The term "representation" is a very slippery one in philosophy. The U.S. philosopher H. P. Grice ( some info can be found at http://www.artsci.wustl.edu/~philos/MindDict/grice.html ) distinguished two sense of the word "meaning," but his distinction has relevance to contemporary talk about "representation".

Grice asks us to reflect on the difference between sentences like these two.

1 -- Those spots mean measles

2 -- The "occupied" sign means that someone is using the lavatory.

He points out that if sentence 1 is true, then the occurrence of spots entails the existence of measles. Equivalently, if the occurrence of spots doesn't entail the existence of measles, then it's not correct to say that the spots mean measles. If, for example, the same sorts of spots can be produced by an allergic reaction to penicillin, then one should have said, "those spots mean either measles or an allergic reaction to penicillin."

On the other hand, the truth of sentence 2 doesn't entail that if the "occupied" sign is present, then someone is in the lavatory. "Occupied" means occupied, even if some practical joker has managed to trigger the sign on an empty toilet.

Grice calls the first kind of meaning "natural meaning," indicating that it's the sort of relation that exists when there is a natural connection between the sign and the thing signified, when it's a matter of natural law that the appearance of the sign is, as a matter of natural law, dependent on what the sign stands for. Because we have such relations in nature -- because smoke means fire, and bear scat means bear -- we can and do speak of "natural signs".

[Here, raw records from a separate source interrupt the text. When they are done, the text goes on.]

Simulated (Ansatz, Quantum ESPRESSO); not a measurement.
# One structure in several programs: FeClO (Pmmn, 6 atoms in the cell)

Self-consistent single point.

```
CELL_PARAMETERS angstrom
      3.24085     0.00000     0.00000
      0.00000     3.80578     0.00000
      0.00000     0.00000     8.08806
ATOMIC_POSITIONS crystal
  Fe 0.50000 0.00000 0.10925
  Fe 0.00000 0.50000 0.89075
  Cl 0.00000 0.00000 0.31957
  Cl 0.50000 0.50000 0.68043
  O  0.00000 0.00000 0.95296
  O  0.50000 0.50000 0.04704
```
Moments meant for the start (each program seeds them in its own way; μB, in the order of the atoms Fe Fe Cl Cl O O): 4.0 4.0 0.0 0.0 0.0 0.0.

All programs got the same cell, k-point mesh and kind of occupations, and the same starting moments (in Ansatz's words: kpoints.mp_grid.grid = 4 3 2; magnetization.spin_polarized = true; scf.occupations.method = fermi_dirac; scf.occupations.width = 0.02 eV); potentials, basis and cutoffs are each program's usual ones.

In the second case, however, the relation between the sign and the thing it stands for is not determined by any natural law. In fact, it was quite up to us human beings which sign -- which representation, which set of symbols -- to use to represent occupied-ness. We could have all used the sign the French chose -- "occupe" (with an accent). That is, the relation between "occupied" and being occupied is conventional -- a matter of social agreement, rather than natural law.

Now a really interesting question (to me, anyway) at the intersection of philosophy of language and philosophy of mind is this: is convention the only way to get non-natural meaning/representation? Because if it is, then we have a problem ab9out thoughts. The problem is this. Thoughts seem to be kinds of representations. When I think about Paris, I am representing the city of Paris in my mind. And when I think that Paris is lovely in the spring, I'm representing the situation of Paris's being lovely in the spring. But these representations have to be non-natural in Grice's sense. Why? Because it's perfectly possible for me to think about Paris even if Paris (alas!) isn't there, before me, in all its splendor. My Paris thought does not indicate the presence of Paris, in the way the spots indicate the presence of Paris.

But on the other hand, it can't be that the relation between my thought about Paris and the city itself is conventional -- it can't be like the relation between the English word, "Paris" and the city. Why not? Because to set up a convention, one needs to have thoughts that already have representational content. Suppose I want to use a certain neurological state as my personal symbol for Paris. To make that policy for myself, I'd have to form the intention to use that state to refer to Paris. But in order to form such an intention, I'd have to already have a way of representing Paris to myself -- and we're back where we started: with a representational state that can't have natural meaning, but that can't be conventional, either. The project of explaining how there could be this sort of in-between case -- a case of non-natural, but non-conventional meaning, or represntation, is one that has absorbed the energies of a number of prominent philosophers of mind, including Jerry Fodor, Fred Dretske, and Ruth Millikan. These philosophers all have theories purporting to show how a relation of non-natural, but non-conventional meaning could arise out of a natural world filled with merely natural signs.

Many philosophers want to reserve the term "representation" for items that have non-natural meaning. Some want to reserve the term "intentionality" (which in its broadest sense just means "aboutness") for the same purpose. Now the way in which the specialized neurons you speak of "represent" some specific orientation of a bar sounds to me like "natural" representation -- the firing of the specialized neuron is a natural sign of the presence of a bar oriented in that particular way. If that's right, then the philosophers alluded to above will balk at calling the neuronal firing a "representation" at all. But you don't have to argue with these philosophers about how to use words. Just ask them this: can non-natural mental representations (like my current thought about a bar oriented plumb to the plane of the earth) be somehow explained in terms of the neurological natural signs with which you are familiar?